WASHINGTON — Local water utilities say they were left off a special “unified command center” set up by Environmental Protection Agency to respond to an oil sheen on the Potomac River late last year and that the feds focused too much on determining who was responsible for the spill and not enough on protecting the D.C. water supply.
Regional water utilities are undertaking their own “after-action” report on the sheen to better prepare for future spills, according to a memo prepared ahead of a Wednesday meeting of the Metropolitan Washington Council of Governments.
“Of critical concern is that the EPA focused on finding the responsible party for the sheen and did not appear to recognize the risk to and the need to protect the region’s drinking water supplies,” the memo stated. “The drinking water utilities are concerned that this may have resulted in a delay in the release being contained and stopped.”

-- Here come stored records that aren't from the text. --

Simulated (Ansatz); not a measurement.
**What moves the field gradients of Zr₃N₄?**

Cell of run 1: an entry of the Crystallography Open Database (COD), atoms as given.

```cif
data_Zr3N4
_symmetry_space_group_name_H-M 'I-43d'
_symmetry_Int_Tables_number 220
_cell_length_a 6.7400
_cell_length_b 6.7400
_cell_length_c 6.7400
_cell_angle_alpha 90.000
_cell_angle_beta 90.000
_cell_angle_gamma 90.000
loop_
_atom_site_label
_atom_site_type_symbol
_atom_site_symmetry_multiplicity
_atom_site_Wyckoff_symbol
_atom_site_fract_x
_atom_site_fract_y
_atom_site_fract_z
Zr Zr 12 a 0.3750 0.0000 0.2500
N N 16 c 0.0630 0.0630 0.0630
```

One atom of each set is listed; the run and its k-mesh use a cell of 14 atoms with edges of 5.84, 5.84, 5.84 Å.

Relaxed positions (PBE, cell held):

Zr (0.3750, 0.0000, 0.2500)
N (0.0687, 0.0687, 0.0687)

The Potomac sheen was first spotted Nov. 27 near Whites Ferry, Maryland, sparking an EPA response, which included diverting it with booms. Testing determined the substance was petroleum based and it was eventually traced to an NRG power station in Dickerson, Maryland.
The water utilities also installed protective booms in the Potomac and shut off access to intake valves to protect the water supply. But the companies were not included as part of EPA’s command center.
“At first, the issue was to identify what was going on, protect the river and, initially, we were not as involved as we eventually were on the water-treatment side,” Tom Jacobus, general manager of the Washington Aqueduct, told WTOP after the utilities’ presentation Wednesday. “There perhaps can be a notion that, well, a water treatment plant can treat anything that’s in the river.”
In fact, the utilities are not designed to treat oil-slickened waters and the only recourse is to shut off intake valves.
Lessons learned from November’s spill will aid future response efforts, Jacobus said.
“We’re discussing with EPA as a result of this spill how to react to a spill where drinking water utilities are involved,” he said. “The command center they set up was modeled on the idea that we were out there now to protect the river and the banks — not really anticipating water utilities downstream of the spill. That is now fully understood as a result of the episode, and we now believe that going forward [with] any future spills, we will have immediate understanding by all parties that the water utilities need to have immediate representation.”
November’s spill was relatively small and officials said at the time there was no threat to the public. But the incident raised concerns about the vulnerability of D.C.’s water infrastructure to more significant spills.
As WTOP has previously reported, a major Potomac spill could cripple the region’s water supply since the aqueduct only has between 24 to 48 hours of stored water supply if access to the Potomac were cut off.
WTOP has requested comment from the EPA.